But the affair ought to prompt some reflection from the Prime Minister and his Government on matters closer to home. How ironic that the Wises' 14-day detention without charge is regarded as unacceptable by the very Government that has been attempting this week to legislate for a 90-day period of detention for terror suspects in Britain.
The release of the Wises has been presented as a triumph for British diplomacy. But it is worth asking how we would have reacted if the boot had been on the other foot. If a couple of Iranian nationals were being held without charge in Britain on suspicion of terrorism while a police investigation got under way, would we consider it appropriate for the Iranian embassy to lobby the Home Secretary for their swift release?
The Wises' experience is instructive in a more profound way too. The couple have made no claims of mistreatment at the hands of the Iranian authorities. But Mr Wise describes being held without charge as "mental torture". For two weeks they had no idea what would happen to them. How much worse would this fear - and subsequent resentment - be in someone detained for 90 days?

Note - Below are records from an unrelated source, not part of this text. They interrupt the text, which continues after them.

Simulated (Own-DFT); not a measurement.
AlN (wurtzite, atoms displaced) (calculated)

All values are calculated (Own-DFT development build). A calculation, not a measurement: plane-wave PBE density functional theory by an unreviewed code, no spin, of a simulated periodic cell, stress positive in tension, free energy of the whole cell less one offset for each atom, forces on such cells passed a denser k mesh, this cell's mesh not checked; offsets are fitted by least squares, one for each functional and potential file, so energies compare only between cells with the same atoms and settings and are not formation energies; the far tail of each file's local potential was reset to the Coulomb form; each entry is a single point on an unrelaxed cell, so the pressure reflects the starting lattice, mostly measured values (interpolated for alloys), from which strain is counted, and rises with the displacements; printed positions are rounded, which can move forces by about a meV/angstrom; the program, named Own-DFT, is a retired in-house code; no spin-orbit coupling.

There is a distasteful aspect to some of the arguments that have been deployed in favour of a tougher detention policy. There is an unspoken assumption that only a small number of undesirables will be affected - and not, for example, the sort of white, middle-class couple who go on yachting holidays. This is the danger.
Any new power granted to the state must be scrutinised on the basis that it could be used against any one of us. Yesterday's outraged reaction to the unpleasant experience of the Wise family suggests that popular enthusiasm for the principle of 90-day - or even 28-day - detention without charge is not as great as the Prime Minister believes it to be.